The goal of the Hilbert program was to find a complete and consistent formalization of mathematics. Gödel's first incompleteness theorem establishes that completeness is impossible with first-order logic, and the halting problem shows that, more generally, there is no 100% accurate method for solving all mathematical problems.
It is usually regarded that Gödel's second incompleteness theorem means we can't prove consistency. However, I'd argue that proving a foundation equiconsistent with Peano Arithmetic should be "good enough". Hilbert's goal was to prove the system consistent by finitary means, but I imagine that being able to translate contradictions in the foundation into a finitary proof of contradiction accomplishes basically the same goal (even if it's technically different).
Even better is proving the foundation conservative over Peano Arithmetic (one of Hilbert's goal was also that the foundation should be conservative over finitary proofs) and implies equiconsistency (since $0=1$ is an arithmetical statement).
My question is what are some candidates for a foundation of mathematics that is conservative over first-order Peano Arithmetic?
As a first answer, consider ACA₀. It is a theory of second-order arithmetic, and so is suitable for doing a fair bit of analysis. Despite being able to deal with real numbers and infinite sets (it is even able to interpret hereditarily countable sets), it is in fact conservative over Peano Arithmetic. A proof can use infinite sets and other ideal objects, and the resulting proof can be converted to one using only the natural numbers and the Peano Axioms.

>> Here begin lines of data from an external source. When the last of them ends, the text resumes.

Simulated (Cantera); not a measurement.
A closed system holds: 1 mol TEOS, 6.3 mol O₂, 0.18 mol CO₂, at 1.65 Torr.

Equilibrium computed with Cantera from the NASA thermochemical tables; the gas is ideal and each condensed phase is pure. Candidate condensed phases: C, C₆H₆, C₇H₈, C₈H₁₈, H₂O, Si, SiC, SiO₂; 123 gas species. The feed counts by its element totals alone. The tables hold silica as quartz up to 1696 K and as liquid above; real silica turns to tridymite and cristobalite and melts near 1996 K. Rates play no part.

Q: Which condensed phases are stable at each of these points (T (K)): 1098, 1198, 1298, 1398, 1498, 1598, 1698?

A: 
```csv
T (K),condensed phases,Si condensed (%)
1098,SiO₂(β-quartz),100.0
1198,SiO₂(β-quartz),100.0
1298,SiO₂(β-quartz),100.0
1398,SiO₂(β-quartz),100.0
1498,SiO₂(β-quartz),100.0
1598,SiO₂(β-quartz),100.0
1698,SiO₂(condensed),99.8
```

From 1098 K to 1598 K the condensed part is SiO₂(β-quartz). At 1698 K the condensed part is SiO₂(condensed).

That being said, ACA₀ is a pretty weak answer. As a foundation, it wouldn't even let you do much set theory (the continuum hypothesis can't even be expressed) and I'm sure there are other branches of math it would struggle with as well.
Here are some additional desiderata (not strictly necessary):
- The non-arithmetical part should be as strong and convenient as possible. (ACA₀ is a pretty low-bar in this regard. A foundation should at least have sets like $\mathbb R^\mathbb R$ in it.)
- Ideally the proof of conservativeness can be formalized in Peano Arithmetic itself. (For example, you can prove in Peano Arithmetic that "for all $\phi$. If $\phi$ is a sentence in first-order arithmetic and there exists a proof of $\phi$ in ACA₀, then there exists a proof of $\phi$ in PA". So ACA₀ passes.)
- Ideally the foundation should make it easier to prove things about the natural numbers. For example, ideally it proves induction for all formulas in its language (not just the arithmetical formulas as demanded by PA). That is, for every formula $\phi(n)$ (with parameters), the universal closure of $$(\phi(0) \land \forall k \in \mathbb N. (\phi(k) \implies \phi(k+1))) \implies \forall n \in \mathbb N. \phi(n)$$ is a theorem. ACA₀ fails this (adding this as an axiom schema makes it have higher consistency strength than PA), but at least proves the second-order induction axiom $$\forall X. (0 \in X \land \forall k. (k \in X \implies k + 1 \in X)) \implies \forall n. n \in X$$ For example, a strong foundation that barely interacts with the natural numbers and just postulates that the natural numbers satisfy PA would be a poor choice.
If you prefer constructive mathematics, I'd also accept foundations conservative over Heyting Arithmetic.